Economists have suggested federally sponsored prizes as the most promising path to deliver breakthrough technologies to combat climate change, and the Obama science team likes the prize model.

In big science, the prize model has great appeal. The participants in those contests are mainly tenured professors and graduate students supported by scholarship funding — categories of laborers utterly insulated from the rigors of the market economy.

If the prize model of buying work takes off, it would mean a huge transfer in the balance of power to the buyers — corporations — and from most workers. Maybe that’s inevitable, efficient and another byproduct of the Internet (which greatly reduces the transaction costs of running contests as Genius Rocket does). “The Internet disintermediates everything it hits,” Mr. Walsh observed.

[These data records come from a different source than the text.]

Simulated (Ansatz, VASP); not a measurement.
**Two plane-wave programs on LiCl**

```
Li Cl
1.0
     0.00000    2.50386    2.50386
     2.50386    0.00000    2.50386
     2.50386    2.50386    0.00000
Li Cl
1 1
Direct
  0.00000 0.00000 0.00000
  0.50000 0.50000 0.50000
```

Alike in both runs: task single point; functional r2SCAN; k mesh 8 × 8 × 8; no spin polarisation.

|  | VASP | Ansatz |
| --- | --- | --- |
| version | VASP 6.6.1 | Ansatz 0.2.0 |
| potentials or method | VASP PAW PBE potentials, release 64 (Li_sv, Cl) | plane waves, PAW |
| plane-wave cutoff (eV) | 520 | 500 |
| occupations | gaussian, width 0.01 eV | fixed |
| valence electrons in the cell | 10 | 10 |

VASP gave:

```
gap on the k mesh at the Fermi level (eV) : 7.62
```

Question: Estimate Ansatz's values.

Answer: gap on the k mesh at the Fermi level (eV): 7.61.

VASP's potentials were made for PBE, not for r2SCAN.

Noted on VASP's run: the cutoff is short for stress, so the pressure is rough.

Still, Mr. Walsh is no Dickensian capitalist. He is a lifelong liberal who handed out bumper stickers for Hubert Humphrey as a kid, served as a technology adviser for the Democratic National Committee, and was a former chief executive of liberal radio network Air America (where he still sits on the board). He is a big Obama backer. Another Genius Rocket founder is Joe Trippi, the grassroots strategist and Internet mastermind behind former Vermont Gov. Howard Dean’s 2004 presidential campaign.

“Like you, I am concerned about how we all make a buck in this world,” Mr. Walsh said. “But the free-agent nation is going to happen.”